Cliff Taylor: Brexit can go one of three ways for Ireland
Political stakes are high as Varadkar seeks to avoid no-deal Brexit while keeping the backstop
The waiting game, as the UK tries to decide where to go next on Brexit, is set to overshadow Irish politics in the weeks ahead and is likely to slow parts of the economy for a period as many businesses and consumers “wait and see”.
Nor will Tuesday’s vote in the House of Commons – assuming it does go ahead – be the end of it, with intense speculation about what would happen if the deal is defeated, but no clarity.
The problem in terms of planning – for the Government and for businesses – is the huge range of possible outcomes.
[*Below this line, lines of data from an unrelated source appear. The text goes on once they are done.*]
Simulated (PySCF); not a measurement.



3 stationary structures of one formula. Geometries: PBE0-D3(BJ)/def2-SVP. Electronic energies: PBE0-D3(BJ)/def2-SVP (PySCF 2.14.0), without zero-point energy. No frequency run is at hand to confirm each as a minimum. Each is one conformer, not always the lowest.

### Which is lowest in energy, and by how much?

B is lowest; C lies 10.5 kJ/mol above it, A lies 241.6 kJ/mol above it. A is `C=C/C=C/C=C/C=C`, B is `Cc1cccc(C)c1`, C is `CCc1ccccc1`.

The Cabinet is considering a range of sectoral papers on how to cope with a “no-deal” exit, the most disruptive outcome from the Irish viewpoint where the UK leaves with no withdrawal agreement signed.
Meanwhile, businesses are now spending significant sums on contingency plans. Other investment and hiring is slowing – according to sources – as everyone waits to see what happens.
For Ireland, the short-term outcomes now fall into three boxes.
In the first, the withdrawal agreement is – after a defeat on Tuesday – eventually voted through the House of Commons. This would remove the threat of the UK crashing out next March and all the trading rules and regulations changing overnight.
The second box is the no-deal, seen now as a bit less likely by some analysts as it’s clearly opposed by a majority in the House of Commons and the EU does not want it either. However, it is still the default option; it is what will happen at the end of March unless something is done to stop it.
As Fianna Fáil ramps up its criticism of the Government’s no-deal planning, the political stakes are clear. All the parties have supported the backstop strategy. Nonetheless, the party in power always gets the blame when things go wrong. And of course if it all works out, then the Taoiseach will claim a political success.
The third box is where there is a delay in the UK’s exit. There has been intense speculation that the two sides will push out the UK’s exit date under Article 50 until the summer – perhaps to late June or early July. All 27 of the remaining EU states would have to agree and, while a second referendum would justify an extension, the rest of the EU will be loath to allow it just so the UK can continue its House of Commons arguments.
As the politics plays out in the UK, the backstop – the legal guarantee that no hard border will be needed in Ireland – will remain firmly in focus. Suggestions emerging from the House of Commons that an end date be put on any application of the backstop (one proposed amendment to Tuesday’s vote suggests this be fixed to the end of 2022) would be opposed in Dublin as rendering the backstop useless. So far, sources say there is no sign of pressure from the rest of the EU on Ireland over the issue.
Even if the withdrawal agreement is eventually passed, the backstop issue will not go away. The kind of trade deal which, to date, the UK has suggested it wants, would not on its own solve the Irish Border issue. And the UK could use the EU’s assurances of doing everything possible to avoid the backstop – including examining new bureaucratic procedures and technology – to try to push the point as far as possible.
The Irish side is content, however, that the legally binding withdrawal agreement remains in place, with its commitment to guaranteeing the backstop “unless and until” it is no longer needed.
For now, success for Ireland requires avoiding a no-deal Brexit and keeping the backstop in place. Whether both can be achieved will become clear in the weeks ahead.